SR: Which other countries are not doing well in this area?
PG: What happens is that the UN has a sort of monitoring role of all countries and their human rights records, and they do this through reviews every three to five years in a process called the universal periodic review. Some Pacific Island countries have said to the UN we are happy to look at repealing the laws of criminalised homosexuality, others have indicated that they will do exactly the opposite. The countries that have said to the UN we will do it is Palau, Nauru and the Cook Islands. The countries that have said we will not do it are Papua New Guinea, Samoa, Solomon Islands and Tonga.
SR: And to what extent is the church impacting on views here?
PG: The church is a very broad term. There is certainly some religious bodies that are very anti-homosexuality, and others that are more supportive. I think one of the worrying trends is a lot of the churches that have been in the Pacific for a long time are quite tolerant of homosexuality and transgender, but there are signs that outside churches are starting to focus on the Pacific and to send missionaries or preachers there who are intolerant of homosexuality and are indicating to families that if they've got a transgender child, or a gay son or daughter, that they should reject them in order to comply with God's will if you like.
SR: You say Vanuatu and Fiji have shown leadership in the region through their decriminalisation of same-sex conduct.
PG: They have. In 2007, Vanuatu decriminalised, and in 2010, Fiji did. And Fiji's gone even further to embed non-discrimination on the basis of sexual orientation in their constitution. And they're only the second country in the world to do that, the first being South Africa. So they are showing leadership. And what we are see once decriminalisation happens, is non-discrimination protections tend to follow and you get things like pride marches happening. Fiji held an LGBTI themed short film festival. Progress starts to be made once decriminalisation happens.
SR: Yet in Fiji, pride marches have been stopped, despite that embedding in the constitution.
PG: Yes. So I think what this tells us is the law is an important component in achieving change, but it's by no means the only means. You have to have a holistic approach that includes the churches, that includes education, awareness raising, campaigning, a lot of straight and gay people speaking out publicly in favour of LGBTI rights. It's a multi-faceted approach that is needed in order to achieve real change in the country.
SR: And can you just explain why there seems to be tension between for instance, tradition and what's on the law books. For instance in Samoa, where there is a long tradition of Fa'afafine, yet you say that in Samoa they have indicated they have no intention of decriminalising homosexuality.

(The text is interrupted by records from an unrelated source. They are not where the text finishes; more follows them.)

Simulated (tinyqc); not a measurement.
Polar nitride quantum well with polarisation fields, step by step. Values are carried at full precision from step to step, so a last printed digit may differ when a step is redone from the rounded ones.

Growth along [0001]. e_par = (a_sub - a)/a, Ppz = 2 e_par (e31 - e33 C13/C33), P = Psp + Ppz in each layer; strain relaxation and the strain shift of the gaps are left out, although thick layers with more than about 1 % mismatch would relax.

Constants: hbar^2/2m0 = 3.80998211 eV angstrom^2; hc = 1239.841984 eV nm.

PG: That's a complex issue. Because of course homosexuality being a crime was introduced by the British, it came from the British Empire as part of colonial laws. And Samoa and all the other countries in the region did not treat fa'afafine and others in any way in a negative or discriminatory way. So the west introduced these criminal laws and they seem to have taken hold. And it's the same in Africa. And now the catchcry seems to be, you know, we're not going to be told by the west what to do and that we should decriminalise, that's our decision to be made and you know, the UN and others need to butt out of our domestic affairs. So I think it's almost a bit of a backlash or resistance to the west or others saying this is what you must do.